Report Creation on Superset with PostgreSQL
Superset is a data exploration platform designed to be visual, intuitive and interactive. Superset can perform analytics at the Speed of the thought and has rich set of data visualizations. It is an extensible, high granularity security model allows intricate rules on who can access what feature and allows to control how data sources are exposed to user by defining metrics and rules.
This is a new visualization open source tool which is under incubation. My Article deals with the integration of PostgreSQL with Apache Superset to design and visualize data into reports with different use cases
Assuming that the reader of this article has a basic knowledge on data analytics (report visualization tools) and know about docker to initialize the development environment.

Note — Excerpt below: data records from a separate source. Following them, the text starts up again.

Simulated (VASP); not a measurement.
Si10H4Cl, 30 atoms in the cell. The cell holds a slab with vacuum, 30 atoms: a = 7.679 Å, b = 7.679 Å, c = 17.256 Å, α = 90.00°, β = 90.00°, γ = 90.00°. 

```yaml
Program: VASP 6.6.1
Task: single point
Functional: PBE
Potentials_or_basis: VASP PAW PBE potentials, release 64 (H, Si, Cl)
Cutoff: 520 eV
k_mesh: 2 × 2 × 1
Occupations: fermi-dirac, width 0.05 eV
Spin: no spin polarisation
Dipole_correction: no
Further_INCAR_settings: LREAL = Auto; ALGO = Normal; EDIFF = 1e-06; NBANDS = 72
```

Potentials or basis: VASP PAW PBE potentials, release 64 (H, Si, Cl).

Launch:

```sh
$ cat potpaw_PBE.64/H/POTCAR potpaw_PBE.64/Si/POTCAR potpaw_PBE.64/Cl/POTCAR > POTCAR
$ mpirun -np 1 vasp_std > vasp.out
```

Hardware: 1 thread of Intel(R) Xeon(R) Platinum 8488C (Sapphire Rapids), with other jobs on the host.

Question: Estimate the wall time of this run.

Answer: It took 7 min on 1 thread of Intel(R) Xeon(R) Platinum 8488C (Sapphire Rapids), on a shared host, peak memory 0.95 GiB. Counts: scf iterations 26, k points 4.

Apache Superset is a modern, enterprise ready BI web application which is undergoing incubation at The Apache Software Foundation.
· Group of Data Visualizations
· Easy interface for exploring and visualizing Data
· Create and share Dashboards
· Integration with most SQL-speaking RDBMS through SQLAlchemy
· Deep integration with Druid.io
How to connect?
Superset is cloud-native and has been designed to work well in containers and large distributed environments.
Start with Docker: Docker is an open source platform to create, deploy and manage virtual application containers on a common operating system. Below is the shortcut to initialize development environment in the docker.
After the initialization, then open the browser and enter the URL http://yourlocalhostorIP:8088 which will lead to Login page.
Enter your credentials and Sign In. When you are signed in, you will see the below screen
Click on the “Sources” option present at the top left corner as you can see in above screen shot, which will lead to step for Adding Database.
Adding a Data Source (Database):
Select Databases option to add a new database to Superset.
From the screen, click on the “+” button to add database.
Enter the name of the database as shown in the below screenshot.
Provide the SQLAlchemy connection URL and click on test connection button.
This example shows the connection string of the PostgreSQL database that we have connected. Once you’re successfully connected, you will see a pop-up as below.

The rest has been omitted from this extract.